UBS analyst Colin Langan is the latest bear to rain on Tesla’s (NASDAQ:TSLA) parade, issuing a $190 price target on Tesla stock and reiterating his “sell” recommendation on the shares.
Langan’s beef with Tesla stock has to do with the $2.90 per share profit that TSLA reported for the third quarter, well above analysts’ consensus estimate of a 15-cent loss per share of TSLA stock.
Langan believes that regulatory credits accounted for $1.06 per share of Tesla stock in Q3 or 37% of its overall profit in the quarter, substantially lowering the quality of the results reported by TSLA on Oct. 24.
What Are These Credits?
They are credits earned by the company for producing zero-emission vehicles (ZEV).

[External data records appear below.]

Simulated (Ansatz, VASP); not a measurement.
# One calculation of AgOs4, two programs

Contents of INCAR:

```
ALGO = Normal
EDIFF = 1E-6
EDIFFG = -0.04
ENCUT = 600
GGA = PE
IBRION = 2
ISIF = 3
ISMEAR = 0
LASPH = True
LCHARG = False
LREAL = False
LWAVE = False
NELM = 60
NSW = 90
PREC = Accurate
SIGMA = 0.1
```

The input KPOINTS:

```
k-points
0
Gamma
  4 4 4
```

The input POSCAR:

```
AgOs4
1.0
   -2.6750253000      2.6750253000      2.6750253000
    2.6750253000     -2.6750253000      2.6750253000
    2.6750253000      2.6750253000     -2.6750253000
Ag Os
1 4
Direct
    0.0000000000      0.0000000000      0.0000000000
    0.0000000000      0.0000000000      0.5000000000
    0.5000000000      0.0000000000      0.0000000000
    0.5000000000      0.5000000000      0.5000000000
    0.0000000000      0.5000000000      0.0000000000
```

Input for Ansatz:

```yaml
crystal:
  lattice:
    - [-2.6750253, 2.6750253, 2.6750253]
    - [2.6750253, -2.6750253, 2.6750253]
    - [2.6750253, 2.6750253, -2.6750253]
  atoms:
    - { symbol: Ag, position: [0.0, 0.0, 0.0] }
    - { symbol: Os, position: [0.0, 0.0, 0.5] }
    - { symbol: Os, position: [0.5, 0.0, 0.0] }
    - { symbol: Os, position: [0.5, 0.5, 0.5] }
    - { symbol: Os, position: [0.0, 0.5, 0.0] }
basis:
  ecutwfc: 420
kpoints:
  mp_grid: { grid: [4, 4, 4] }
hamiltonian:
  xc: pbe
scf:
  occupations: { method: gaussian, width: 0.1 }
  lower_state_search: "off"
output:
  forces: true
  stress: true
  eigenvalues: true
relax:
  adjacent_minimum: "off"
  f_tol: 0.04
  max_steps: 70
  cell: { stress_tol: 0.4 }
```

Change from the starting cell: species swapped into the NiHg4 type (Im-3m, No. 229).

Several U.S. states, most notably California, have legislation in place that requires auto makers to sell a minimum number of zero-emission vehicles each year in those states. Companies that don’t meet the standards buy credits from Tesla and other electric-vehicle manufacturers in order to comply with the laws.
Tesla’s profit margins on the credits are nearly 100%.
“Tesla states they only report ZEV credits in their quarterly update letters because ZEV credits are random while other credits track delivery volume. However, this has not been the case historically,” wrote Langan in his note to clients. “The help from other EV credits in Q3 highlights that underlying operations were not as strong as the original release implied, and increases our confidence that Q4 results will decline despite higher volumes.”
While the analyst is right to assume that the regulatory credits that boosted Tesla’s results and Tesla stock in Q3 likely won’t be present in Q4, he’s wrong to think that Tesla’s earnings won’t be nearly as bright without them.
A Bait and Switch?
As I look at Tesla’s 10-Q regulatory filing for Q3, I have a hard time understanding what Langan’s problem is. The analyst seems to suggest that TSLA was hiding the existence of these credits in order to make its profits look better than they were.
However, if you look in the 10-Q, you’ll see the credits are listed as a revenue source for the company. Tesla’s credits of $137.2 million in the quarter were significantly higher than the $19.5 million in credits a year earlier.
The sale of these credits is based on long-term contracts that Tesla has with buyers . They’re based on Tesla’s production volumes. Naturally, as Tesla’s volumes have grown over the past year, the credits it has amassed and sold have increased dramatically.
Go back to the Q3 2017 earnings release, and you’ll find that there is no mention of the $19.5 million of credits for that quarter. Look at the 10-Q, and you’ll see that the credits are included in automotive revenues.
Sloppy and inconsistent reporting? Perhaps, but I’d hardly call it a case of Tesla trying to mislead investors.
The Bottom Line on Tesla Stock
It’s not Tesla’s fault that it produces nothing but electric vehicles and therefore is entitled to significant revenues from the sale of these credits.
They exist to incentivize auto manufacturers to make and sell more energy-efficient vehicles. Plain and simple.
If the $1.06 per share of automotive credits are excluded from Tesla’s bottom line profits, TSLA still had $314 million of net income in Q3, a significant achievement for a company which is supposedly bleeding cash.
I believe Tesla stock is worth a lot more than $420 per share, the price that Elon Musk proposed for a take-private deal in August.
With or without the credits, TSLA will continue to grow its business. Little by little, the company’s income statement and balance sheet will get healthier, and the issue surrounding the credits will disappear like all the other arguments against it.
From where I sit, investors should still buy Tesla stock.
As of this writing Will Ashworth did not hold a position in any of the aforementioned securities.